Providence’s Cathedral of St. John may be shuttered, but out front of the 200-year-old structure is a church billboard with block letters that read, “GOD IS NOT DONE WITH US YET.”
Indeed, it appears the church may take on a second life as means to shed light on the trans-Atlantic slave trade and the role that all early US states – North and South – played in perpetuating slavery.
The Episcopal Diocese of Rhode Island wants to use part of the Cathedral of St. John for a museum that would examine the state’s role in the slave trade, both those who profited from it and those who opposed it. Churchgoers and clergymen were on both sides.
“In the 18th and early 19th centuries, Rhode Islanders backed 1,000 trips between Africa and the Americas,” according to the Providence Bulletin. “Newport, Bristol and Providence were among the busiest slave trade ports in North America.”
The museum would be the only one in the nation centered on the trans-Atlantic slave trade. It would also focus on the Episcopal Church’s role in that trade’s history and the often-overlooked legacy of slavery in northern states.

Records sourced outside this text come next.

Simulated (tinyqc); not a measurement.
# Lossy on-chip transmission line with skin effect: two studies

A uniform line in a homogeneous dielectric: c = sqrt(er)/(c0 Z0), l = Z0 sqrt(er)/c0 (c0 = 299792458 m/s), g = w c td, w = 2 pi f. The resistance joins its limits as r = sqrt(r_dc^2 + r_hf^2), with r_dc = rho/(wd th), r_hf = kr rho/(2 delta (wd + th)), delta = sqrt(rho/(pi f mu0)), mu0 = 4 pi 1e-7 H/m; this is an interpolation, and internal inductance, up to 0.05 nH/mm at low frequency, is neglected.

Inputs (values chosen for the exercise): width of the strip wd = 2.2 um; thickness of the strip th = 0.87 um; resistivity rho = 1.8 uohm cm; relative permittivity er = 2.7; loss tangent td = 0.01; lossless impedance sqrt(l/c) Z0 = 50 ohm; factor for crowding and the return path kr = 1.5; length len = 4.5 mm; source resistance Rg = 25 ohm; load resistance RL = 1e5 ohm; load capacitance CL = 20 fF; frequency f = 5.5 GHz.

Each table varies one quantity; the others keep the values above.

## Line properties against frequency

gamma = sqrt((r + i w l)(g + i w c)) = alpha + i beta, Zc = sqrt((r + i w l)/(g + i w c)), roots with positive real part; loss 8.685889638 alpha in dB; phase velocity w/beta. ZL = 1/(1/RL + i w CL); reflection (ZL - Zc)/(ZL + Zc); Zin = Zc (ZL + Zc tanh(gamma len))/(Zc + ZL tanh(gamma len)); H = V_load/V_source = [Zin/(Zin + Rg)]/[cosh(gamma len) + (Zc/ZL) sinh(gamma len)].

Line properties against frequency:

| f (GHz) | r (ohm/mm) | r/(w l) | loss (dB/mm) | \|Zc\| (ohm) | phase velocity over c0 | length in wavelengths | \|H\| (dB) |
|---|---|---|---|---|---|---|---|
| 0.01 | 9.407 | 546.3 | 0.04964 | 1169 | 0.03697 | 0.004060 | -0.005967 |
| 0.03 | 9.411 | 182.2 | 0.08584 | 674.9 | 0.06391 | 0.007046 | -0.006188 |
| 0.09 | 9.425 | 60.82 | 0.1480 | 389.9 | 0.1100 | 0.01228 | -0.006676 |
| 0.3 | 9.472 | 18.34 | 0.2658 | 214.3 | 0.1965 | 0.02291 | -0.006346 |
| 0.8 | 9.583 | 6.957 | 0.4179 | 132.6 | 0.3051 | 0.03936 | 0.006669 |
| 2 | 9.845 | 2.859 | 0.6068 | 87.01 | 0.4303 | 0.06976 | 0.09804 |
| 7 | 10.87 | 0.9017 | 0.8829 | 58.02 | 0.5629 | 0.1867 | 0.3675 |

Ironically, the Cathedral of St. John is just a few hundred feet from both the site identified as where Roger Williams founded Providence in 1636 and the location of Williams’ home. Williams, a proponent of religious freedom, has been called the New World’s first abolitionist.
Rhode Island, the nation’s smallest state, played a very large role in slavery.
A Brown University report issued in 2006 found that about 60 percent of all slave-trading voyages launched from North America came from the state, more than 1,000 in all. Some 80 of those came from a single family, the DeWolfs of Bristol, RI.